As one of the largest sustainable asset managers in the world, BNP Paribas Asset Management has to ensure it not only walks the talk but also convinces its investors and portfolio companies that sustainability makes financial sense. ESG spoke to the firm’s global head of sustainability Jane Ambachtsheer when she was in town late last year.

The interview has been edited for brevity.

ESG: BNP Paribas Asset Management has its own climate targets. How do you plan to meet these?

Ambachtsheer: Our current emphasis is on transitioning our focus on climate into our net-zero targets [to achieve net-zero portfolio emissions by 2050].

Our targets have three categories: investment, stewardship and our own operations. On the investment side, we’ve been working on reducing our carbon footprint for years. In 2019, we implemented a target for investment teams to beat a benchmark on carbon and ESG [environmental, social and governance] performance.

Another part is about [introducing] new green or climate-related investment themes. We have a significant line-up of active and passive funds focused on the energy transition, climate impact and low-carbon benchmarks.

Some companies are in higher-carbon industries that may not have a significant carbon footprint reduction but are making the commitment to [move towards] net zero.

In that case, we’re looking at how credible their commitment is. Is there board-level support? Do they have near-term targets? How are they reflecting [these targets] in their capital and operating expenditure?

We [also make sure we] support our clients. We have a large number of asset owners around the world who have signed on to net-zero commitments and need us and other [fund] managers to help them.

[As for] stewardship, that’s a big part of what we focus on. We have a climate-aligned voting policy. We do a lot of company engagement. We’re part of the Climate Action 100+ coalition and have partnered with several clients in the region to share our engagement notes.

Part of stewardship is public policy advocacy. The reason I’m in the region [now] is because I was appointed to the Monetary Authority of Singapore’s (MAS) new sustainable finance advisory group. There are 10 of us from around the world who are part of this group to discuss with MAS the role of net-zero commitments and transition finance.

This kind of discussion is important because, if we’re going to achieve net zero, governments have to put in place changes in the real economy that price externalities and create an economic pathway for companies to achieve net zero.

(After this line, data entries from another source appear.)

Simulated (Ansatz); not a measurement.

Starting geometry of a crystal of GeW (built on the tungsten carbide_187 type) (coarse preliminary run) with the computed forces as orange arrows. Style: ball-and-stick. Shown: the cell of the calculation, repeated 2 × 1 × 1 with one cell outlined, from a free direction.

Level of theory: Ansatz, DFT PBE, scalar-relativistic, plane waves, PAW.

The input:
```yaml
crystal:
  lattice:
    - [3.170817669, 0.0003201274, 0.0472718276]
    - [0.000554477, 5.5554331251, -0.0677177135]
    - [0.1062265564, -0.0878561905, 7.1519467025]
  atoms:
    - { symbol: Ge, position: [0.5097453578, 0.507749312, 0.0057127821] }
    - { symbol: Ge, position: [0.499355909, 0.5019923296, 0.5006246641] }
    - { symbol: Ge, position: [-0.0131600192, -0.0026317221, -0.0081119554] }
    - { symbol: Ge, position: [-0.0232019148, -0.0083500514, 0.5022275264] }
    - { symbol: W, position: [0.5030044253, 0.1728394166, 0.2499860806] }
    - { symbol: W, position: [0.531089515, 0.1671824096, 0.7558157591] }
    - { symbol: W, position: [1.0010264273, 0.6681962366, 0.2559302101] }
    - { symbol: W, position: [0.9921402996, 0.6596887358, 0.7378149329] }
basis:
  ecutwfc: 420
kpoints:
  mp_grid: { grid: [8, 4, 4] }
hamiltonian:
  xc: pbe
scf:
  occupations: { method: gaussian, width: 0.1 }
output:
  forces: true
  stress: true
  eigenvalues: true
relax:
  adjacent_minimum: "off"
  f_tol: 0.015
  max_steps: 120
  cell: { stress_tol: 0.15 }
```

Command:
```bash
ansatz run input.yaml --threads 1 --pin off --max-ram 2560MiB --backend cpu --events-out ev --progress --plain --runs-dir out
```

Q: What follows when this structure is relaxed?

Finally, there are operations. We’re already reporting on what we’re doing around climate and have committed to Task Force on Climate-related Financial Disclosures (TCFD)-aligned reporting. Secondly, we reduce our own operational [carbon] footprint and waste.

Do you struggle to collect data from Asian companies?

We have local investment teams on the ground in many countries that engage with companies to get more information. We have a proprietary ESG scoring framework, and we buy data from third-party providers. We can also update the data and feed our own information into the system to generate our ESG scores.

The way we do all this is by using regional peer groups to come up with comparability. We’re not measuring Asian or emerging-market companies against European companies because they may be at different [levels] of development from an ESG perspective.

But we’re also really encouraged by regulatory developments in Asia, where we’re seeing the introduction of mandatory disclosures and a lot of work on regional taxonomies. I do think that access to data and information is improving and it’s something we’re continuing to work on.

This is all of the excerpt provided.